New on DVD: “Band of Brothers” and “The Pacific” in a New Boxed Set

New on DVD: “Band of Brothers” and “The Pacific” in a New Boxed Set

Watching the new deluxe boxed set of HBO’s excellent World War II series “Band of Brothers” and “The Pacific,” I kept thinking what a great gift this would be for the fighting men of the “greatest generation.”

And then I realized that there aren’t that many of them left.

My own father, a Navy veteran in the Pacific Theater, just turned 90. I’m guessing the youngest combat veterans of the war are at least 85.

Which means that the lasting value of these two series lies not with the men who are their subjects, but with the rest of us, who will learn some moving things about love of country, sacrifice and doing the right thing.

Yeah, that’s kind of a sappy way of putting it, and it may seem incongruous coming from someone who once considered himself a pacifist.

But these monumental TV programs are like nothing we’ve ever seen before, an examination of both combat and the American character spread out on a vast canvas.

The two series complement each other nicely.

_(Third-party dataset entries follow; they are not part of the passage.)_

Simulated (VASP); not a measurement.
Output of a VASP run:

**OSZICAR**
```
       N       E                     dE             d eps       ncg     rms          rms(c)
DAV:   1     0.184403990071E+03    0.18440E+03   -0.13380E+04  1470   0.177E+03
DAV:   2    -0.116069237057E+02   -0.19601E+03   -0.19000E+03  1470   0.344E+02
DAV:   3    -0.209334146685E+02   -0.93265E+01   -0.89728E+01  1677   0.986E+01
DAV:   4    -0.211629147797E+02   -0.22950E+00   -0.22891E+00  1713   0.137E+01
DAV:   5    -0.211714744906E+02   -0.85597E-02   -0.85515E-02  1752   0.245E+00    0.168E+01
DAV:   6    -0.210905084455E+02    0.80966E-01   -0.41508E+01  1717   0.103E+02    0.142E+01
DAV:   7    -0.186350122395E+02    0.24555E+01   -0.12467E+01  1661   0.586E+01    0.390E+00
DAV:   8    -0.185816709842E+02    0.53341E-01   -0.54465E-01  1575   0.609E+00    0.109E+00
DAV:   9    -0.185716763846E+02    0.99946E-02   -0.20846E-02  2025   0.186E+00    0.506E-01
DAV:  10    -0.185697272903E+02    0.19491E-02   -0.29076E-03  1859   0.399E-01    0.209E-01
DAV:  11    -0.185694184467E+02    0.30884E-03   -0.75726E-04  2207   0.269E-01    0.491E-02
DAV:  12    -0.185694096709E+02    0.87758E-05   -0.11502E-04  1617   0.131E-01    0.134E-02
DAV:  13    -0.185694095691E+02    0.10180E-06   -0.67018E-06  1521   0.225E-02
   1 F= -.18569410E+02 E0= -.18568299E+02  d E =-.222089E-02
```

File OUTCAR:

“Band of Brothers,” first aired in 2001, follows the soldiers of the 101st Airborne Division’s Easy Company as they go through basic training and are dropped over Normandy on D-Day. In the ensuing months they fight across Europe, enduring the Battle of the Bulge, liberating a Nazi death camp and eventually becoming the first Americans to set foot in Hitler’s personal mountaintop aerie.

“Band of Brothers” was essentially the story of a unit that seemed always to be at the right (or wrong) place at the right time. It had a huge cast of characters based on real people; one of the series’ great virtues are the interviews with the actual soldiers that bookend each episode.

The closest “Band” came to a starring role was Brit actor Damian Lewis’ turn as Richard D. Winters, a quiet, selfless leader who became the epitome of American cando-itiveness.

Last year’s “The Pacific,” on the other hand, is less epic and more intimate. It’s basically the story of three Marines who fought the Japanese island to island.

All three achieved a degree of fame: In late middle age PFC Robert Leckie (James Badge Dale) and PFC Eugene Sledge (Joseph Mazzello) both wrote excellent memoirs of their wartimes experiences; Sgt. John Basilone (Jon Seda) won the Congressional Medal of Honor, traveled the U.S. selling war bonds, then requested a transfer back to his old company, dying in action on Iwo Jima.

If “Band of Brothers” is a miniseries of great sweep and historic import, “The Pacific” is about human beings enduring hell on earth.

There were more than a few times watching this series that I found myself reduced to tears by the physical and especially emotionally torments these men went through. The Pacific was so horrendous an arena that I’m amazed our post-war American streets weren’t filled with madmen or soulless wraiths. How did human beings endure all this and retain any sort of normalcy in their civilian lives?

And yet they did, thousands of men who saw things no human being should see.